But in the 1970s, the computer industry’s old order began slowly, and imperceptibly at first, to crumble. After defining the market, IBM attracted hordes of competitors, from Japanese behemoths, such as Fujitsu and Hitachi, that were intent on crushing it, to dozens of young, nimble and money-hungry American start-ups, such as Apple Computer and Sun Microsystems, that were content merely to steal away little bits of its huge business.

Stunning technological advances throughout the period encouraged the competitors, currently estimated by IBM at more than 50,000 worldwide, to offer low-cost, state-of-the-art computers, undermining IBM’s seeming lock on the marketplace. If IBM saw the changes--and that remains a matter of some debate--it certainly didn’t appreciate their full impact until the mid-1980s, at least a decade after IBM’s share of the worldwide computer market had started to shrink from well over 50% to less than 35% today.

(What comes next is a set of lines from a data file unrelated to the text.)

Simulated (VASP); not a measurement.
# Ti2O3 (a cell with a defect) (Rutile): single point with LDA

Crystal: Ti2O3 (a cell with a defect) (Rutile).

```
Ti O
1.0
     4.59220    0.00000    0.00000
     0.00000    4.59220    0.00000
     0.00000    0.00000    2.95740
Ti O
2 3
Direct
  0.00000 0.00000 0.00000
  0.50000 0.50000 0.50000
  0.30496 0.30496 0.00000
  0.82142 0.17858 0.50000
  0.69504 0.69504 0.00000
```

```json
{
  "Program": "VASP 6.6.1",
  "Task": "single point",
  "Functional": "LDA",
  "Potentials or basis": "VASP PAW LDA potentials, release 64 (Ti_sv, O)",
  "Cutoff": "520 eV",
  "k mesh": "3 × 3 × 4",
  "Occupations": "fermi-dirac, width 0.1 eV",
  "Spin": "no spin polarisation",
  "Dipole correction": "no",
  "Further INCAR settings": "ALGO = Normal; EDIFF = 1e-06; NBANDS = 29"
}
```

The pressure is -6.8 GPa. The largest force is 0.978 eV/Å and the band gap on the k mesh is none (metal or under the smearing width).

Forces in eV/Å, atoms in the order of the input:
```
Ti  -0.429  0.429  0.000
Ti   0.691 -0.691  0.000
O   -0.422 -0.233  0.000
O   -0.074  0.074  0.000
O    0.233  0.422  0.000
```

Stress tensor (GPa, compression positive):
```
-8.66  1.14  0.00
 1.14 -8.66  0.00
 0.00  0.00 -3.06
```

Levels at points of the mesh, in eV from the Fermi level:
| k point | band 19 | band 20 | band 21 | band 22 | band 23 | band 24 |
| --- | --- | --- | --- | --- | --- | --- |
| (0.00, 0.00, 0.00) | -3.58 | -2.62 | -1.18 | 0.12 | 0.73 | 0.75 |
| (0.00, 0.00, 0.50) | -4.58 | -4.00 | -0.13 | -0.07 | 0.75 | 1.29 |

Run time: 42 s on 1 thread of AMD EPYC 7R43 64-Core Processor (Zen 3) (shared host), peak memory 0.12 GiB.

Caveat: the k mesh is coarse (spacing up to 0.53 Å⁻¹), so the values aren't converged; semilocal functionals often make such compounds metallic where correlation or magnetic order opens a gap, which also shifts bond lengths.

Why didn’t IBM executives see or adjust to their changing landscape? Quite simply, analysts and management experts say, business was too good for IBM for too long; executives didn’t believe it could ever be otherwise. Blessed by decades of stunning success, IBM’s corporate culture, once the envy and model for the rest of American business for its strength, efficiency, depth and commitment, had become so inwardly focused and inbred that it was blind to the harsh realities of its business environment. Further, its employee ranks had became so stultified and bloated with “yes men”--workers refer to the vast layers of 25,000 middle managers as “The Big Gray Cloud”--that messages of gloom and doom from the field forces were squashed before they could make their way up the chain of command.

“IBM executives were breathing their own exhaust for too long,” says C. Quinn Mills, a Harvard business professor who has studied IBM over the years. “The disaster IBM has sustained it has largely inflicted on itself. They had a good thing going, but they held on to it for too long.”

In a desperate scramble to cut IBM losses, Akers announced in December that the company’s divisions would become more autonomous, like separate companies. But industry observers are not impressed.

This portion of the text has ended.